"No'm, I ain't cole! It's—it's" (sobbing)—"it's Mornin'-Glory!"
"Not sick? If she is, I'll—"
"No'm, Mornin'-Glory ain't never goin' to be sick no mo'."
"Oh, Mrs. Jones! Not dead!"
"Them pickets kep' me awake all las' night, an' I got up in the night an' went out to see how Mornin'-Glory was gettin' on, an' she—she—she look at me jus' the same! An' I slep' soun' till after sun-up, and when I got my pail an' went out to milk her—thar was her horns an hufs!"
The poor woman broke down completely in telling me the ghastly story. "Oh, how wicked! How was it possible to take her off and nobody hear?" I exclaimed in great wrath.
"I don't know, Mis' Pryor, nothin' but what I tells you. Talk to me 'bout Yankees! Soldiers is soldiers, an' when you say that, you jus' as well say devils is devils."

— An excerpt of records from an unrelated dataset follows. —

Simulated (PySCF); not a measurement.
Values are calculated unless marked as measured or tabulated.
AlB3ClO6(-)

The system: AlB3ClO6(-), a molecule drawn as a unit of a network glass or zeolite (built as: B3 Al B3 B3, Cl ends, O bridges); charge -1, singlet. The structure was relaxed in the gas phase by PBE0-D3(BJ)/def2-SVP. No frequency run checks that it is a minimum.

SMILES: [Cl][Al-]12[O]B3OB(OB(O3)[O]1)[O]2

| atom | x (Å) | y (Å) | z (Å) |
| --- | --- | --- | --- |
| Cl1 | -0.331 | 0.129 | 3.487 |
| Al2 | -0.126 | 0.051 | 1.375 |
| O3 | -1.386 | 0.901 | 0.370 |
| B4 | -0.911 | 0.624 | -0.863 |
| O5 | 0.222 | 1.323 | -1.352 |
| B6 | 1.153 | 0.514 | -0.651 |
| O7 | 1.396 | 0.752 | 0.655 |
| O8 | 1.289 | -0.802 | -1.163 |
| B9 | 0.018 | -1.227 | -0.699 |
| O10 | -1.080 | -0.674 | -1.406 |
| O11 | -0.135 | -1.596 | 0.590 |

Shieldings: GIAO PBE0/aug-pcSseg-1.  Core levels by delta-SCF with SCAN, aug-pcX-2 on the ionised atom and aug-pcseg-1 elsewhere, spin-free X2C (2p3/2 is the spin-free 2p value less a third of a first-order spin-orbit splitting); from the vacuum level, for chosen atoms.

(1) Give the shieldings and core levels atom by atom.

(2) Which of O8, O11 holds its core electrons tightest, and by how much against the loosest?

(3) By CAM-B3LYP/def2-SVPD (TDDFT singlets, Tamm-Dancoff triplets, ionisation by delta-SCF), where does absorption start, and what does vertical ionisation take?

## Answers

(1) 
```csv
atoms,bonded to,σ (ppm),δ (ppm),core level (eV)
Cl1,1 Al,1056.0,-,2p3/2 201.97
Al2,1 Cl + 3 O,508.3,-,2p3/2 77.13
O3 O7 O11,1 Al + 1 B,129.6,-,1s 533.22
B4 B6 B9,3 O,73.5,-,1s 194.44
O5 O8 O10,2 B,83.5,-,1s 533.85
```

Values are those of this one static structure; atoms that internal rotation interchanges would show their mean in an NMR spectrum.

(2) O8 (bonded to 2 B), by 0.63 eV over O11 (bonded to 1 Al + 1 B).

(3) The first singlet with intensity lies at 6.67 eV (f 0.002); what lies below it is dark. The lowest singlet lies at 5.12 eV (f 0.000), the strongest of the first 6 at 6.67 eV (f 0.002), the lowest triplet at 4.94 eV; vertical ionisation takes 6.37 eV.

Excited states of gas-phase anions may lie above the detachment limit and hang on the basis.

My other poor neighbor had long been a pensioner on my father. She was a forlorn widow with many children, hopeless and helpless. My father was in despair when she turned up "to git away from the shellin'." She found a small untenanted house near us and set up an establishment which was supported altogether by boarding an occasional soldier on sick leave, and taking his rations as her pay. Like Mrs. Jones, she was a frequent visitor to my fireside. One morning, after some unusual demonstrations of coy shyness, she blurted out: "I knows fo' I begin what you goin' to say! You goin' to tell me Ma'y Ann is a fool, an' I won't say you ain't in the rights of it."
"Well, what is Mary Ann's folly? I thought she had grown up to be a sensible girl."
"Sensible! Ma'y Ann! Them pretty gals is never sensible! No'm. Melissy Jane is the sensible one o' my chillun. I tole Ma'y Ann she didn't have nothin' fitten to be ma'ied in, an' she up an' say she know Mis' Pryor ain' goin' to let one o' her pa's chu'ch people git ma'ied in rags."